My favorite symphonies are the second, third, and fourth. The second and third are fairly popular, but the fourth is under-appreciated, in my opinion.
Perhaps this is because it is so dark and stark. I readily concede that it is. It may not be everyone's cup of tea, but it is certainly mine. This symphony has been played orders of magnitude more than everything else on my iPod. It is perfect for writing papers -- it keeps my emotions occupied while my brain works on the papers.
One commenter on the YouTube video that I link to for this said:
If there ever was a man foolish enough to say that despair cannot be sublime, by the time this symphony hits 1 minute and 10 seconds he has been proven wrong.Take out the male-exclusive pronouns, and I could not agree more. It is a piece of beauty drawn from despair.

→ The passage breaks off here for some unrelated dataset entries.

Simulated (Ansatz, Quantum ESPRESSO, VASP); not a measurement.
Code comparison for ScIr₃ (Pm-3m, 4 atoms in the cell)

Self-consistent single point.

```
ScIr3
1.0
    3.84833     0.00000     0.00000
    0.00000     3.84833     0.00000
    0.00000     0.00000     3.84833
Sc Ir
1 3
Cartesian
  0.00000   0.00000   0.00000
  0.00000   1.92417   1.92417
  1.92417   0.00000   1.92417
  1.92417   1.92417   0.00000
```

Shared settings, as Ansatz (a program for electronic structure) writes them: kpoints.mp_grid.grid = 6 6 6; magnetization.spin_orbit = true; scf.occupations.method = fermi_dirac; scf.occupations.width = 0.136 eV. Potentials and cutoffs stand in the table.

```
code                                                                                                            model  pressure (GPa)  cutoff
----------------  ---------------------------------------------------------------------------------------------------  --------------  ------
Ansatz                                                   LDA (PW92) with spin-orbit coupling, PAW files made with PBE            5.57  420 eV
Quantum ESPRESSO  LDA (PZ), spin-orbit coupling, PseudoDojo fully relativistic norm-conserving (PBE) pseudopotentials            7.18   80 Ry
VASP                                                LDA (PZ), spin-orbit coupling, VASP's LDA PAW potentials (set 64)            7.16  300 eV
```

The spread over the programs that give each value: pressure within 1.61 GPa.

The symphony begins with a slow movement (unusual for a symphony). It starts with a cello/bass/bassoon dirge, and eventually a solo cello rises above. This movement sets the mood for the entire symphony: slow, stark, and dark. More of the orchestra joins in: first the violas, then the second violins, and finally the firsts -- and the volume rises as more instruments join. At the 2:15 mark, when the strings cannot get any louder, the horns and then the trumpets join in. This characterizes the entire movement -- a series of swells of sound, very beautiful, but slow, stark and dark.
Even the second movement, which is in a fast tempo, leads right back into slow, stark, and dark for the third movement (my favorite movement, and the focus of this post). The third movement parallels the beginning of the piece, with sustained cello/bass, but a flute solo to start. The flute passes the melody off to the clarinet, then it goes back to the flute, and the cellos and basses begin to imitate the lines of the flute.
We get a small taste of the melody that will be the climax of the piece when the horns enter at the 1:16 mark, but the first substantial preview is initiated by the violas beginning at about the 2:43 mark. At 4:30 it appears again in a slightly more developed form played by cellos under string tremolo. But it gets interrupted by a reprise of earlier themes. The cellos and basses bring it up again at about 5:32, with a poignant cello solo, and we again get thrown off by reprise of earlier themes. The next time it appears is at the 6:45 mark, and it is a much bigger exposition. At this point we can hear it in depth. It begins at the lowest range of the cellos and rises 6 octaves while swelling to fortissimo, before diving back down to the depths and pianissimo, and returning to the original opening theme.
At the 8:30 mark, we have a major theme under which the climax melody, played by the cellos, serves as accompaniment. Finally, at the ten-minute mark, it is the beginning of the big climax. Violins, viola, and cello play it in unison. The melody rises almost 3 octaves and the volume rises to fortissimo until the highest point is reached, and a swift decrescendo down to almost nothing.
For the remainder of the movement we have a sustained focus on the pitch C-sharp. There is a lot of dissonance and resolution and dissonance again, passing from flute to clarinet to first violin to second violin to cello to pizzicato bass, until everyone ends up on the C sharp and just fades away.
The fourth movement starts at C sharp. It is a necessary semi-resolution of the despair of the third movement, and has some beautiful moments in it, my favorite being the theme that begins at about the 2:48 mark and returns at about the 4:25 mark. In this particular recording, the coda (last part) is interpreted a lot differently than I had ever heard -- extremely slow, but perhaps more like it's intended, as if to say that there's no escape from the stark and dark. Although, if it were all up to me, I wouldn't even be trying to escape.